Prayers for a reprieve for closure-threatened churches in Aberdeen could be answered in a review of proposals, it is understood.
The Press And Journal revealed Church of Scotland plans to sell of nearly half of its Aberdeen kirks, as part of a “once-in-a-generation” review of its estates.
But church leaders claim they have listened to congregation concerns at the proposals.
Initial documents, outlining a 10-year plan, showed Craigiebuckler, Ruthrieston West, Woodside and Holburn West among those “expected to be disposed of as soon as possible”.
Another 15 would continue to operate, while there was uncertainty for the futures of Stockethill, St Nicholas Uniting and Garthdee.
But plans for four new kirks were also revealed and others were to be renovated as part of the far-reaching review.
Affected congregations have, however, been given the chance to make their case against the proposed changes and it is understood a second draft of the plans will be brought forward next month.
Rev Scott Rennie, of Queen’s Cross Church, said: “We have been having quite detailed conversations following the release of the first draft.
“The presbytery committee has been considering submissions from congregations and we will be putting out a new draft at the end of April.
“I am not at liberty to say any more but we have taken on board the views of congregations.
“I feel we have listened to what has been said and generally speaking, we have heard concern about the timescale of some of the change as there was a feeling it was a bit rapid.”
Last night, a Church of Scotland spokesman confirmed congregations would have until April 17 to make their case.
He also re-emphasised the 10-year transition the plans outlined were designed “to ensure the right buildings are in the right places”.

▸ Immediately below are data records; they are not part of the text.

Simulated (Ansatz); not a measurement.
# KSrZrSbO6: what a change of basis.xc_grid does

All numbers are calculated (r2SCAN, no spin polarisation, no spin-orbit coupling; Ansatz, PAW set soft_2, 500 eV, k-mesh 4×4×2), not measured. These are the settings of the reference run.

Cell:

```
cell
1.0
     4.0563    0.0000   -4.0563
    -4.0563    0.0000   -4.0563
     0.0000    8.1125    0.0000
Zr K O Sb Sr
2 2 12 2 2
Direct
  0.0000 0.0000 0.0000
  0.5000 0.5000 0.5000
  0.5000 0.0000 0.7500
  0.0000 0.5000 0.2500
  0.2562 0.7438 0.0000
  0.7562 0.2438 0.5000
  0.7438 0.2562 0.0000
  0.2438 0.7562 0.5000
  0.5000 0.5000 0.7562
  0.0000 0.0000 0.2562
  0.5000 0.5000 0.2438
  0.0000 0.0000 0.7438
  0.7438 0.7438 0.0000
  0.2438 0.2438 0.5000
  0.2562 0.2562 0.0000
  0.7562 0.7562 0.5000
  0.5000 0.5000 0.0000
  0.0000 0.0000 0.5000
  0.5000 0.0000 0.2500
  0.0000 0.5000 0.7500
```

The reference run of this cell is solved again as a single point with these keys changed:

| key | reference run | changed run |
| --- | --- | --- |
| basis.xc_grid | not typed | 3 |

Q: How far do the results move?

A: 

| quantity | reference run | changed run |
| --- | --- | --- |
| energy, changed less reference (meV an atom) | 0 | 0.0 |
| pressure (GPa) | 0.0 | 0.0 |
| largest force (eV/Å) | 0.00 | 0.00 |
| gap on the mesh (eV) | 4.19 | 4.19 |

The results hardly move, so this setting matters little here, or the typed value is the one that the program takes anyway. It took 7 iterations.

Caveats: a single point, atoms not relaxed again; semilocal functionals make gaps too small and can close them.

When the proposals were unveiled, the church said the changes were needed because of a “legacy of many more buildings” than needed in Aberdeen.
It was claimed the process was required and prompted by a “desire to see a sustainable future for the Church of Scotland”.
Census data from 2017 shows the number of regular churchgoers has fallen by more than half in the last 30 years.
Hazlehead/Queen’s Cross/Countesswells councillor Martin Greig welcomed the review of the initial proposals, saying it was “a shared journey”.
“The presbytery is doing its best to listen to and support congregations,” he added.
“We are looking at necessary changes but it’s very important they are made in partnership.
“The presbytery is making sure decision-making is shared by all involved.
“Change is necessary. It was always going to be unsettling for many so it is comforting that there is a sympathetic and compassionate attitude.”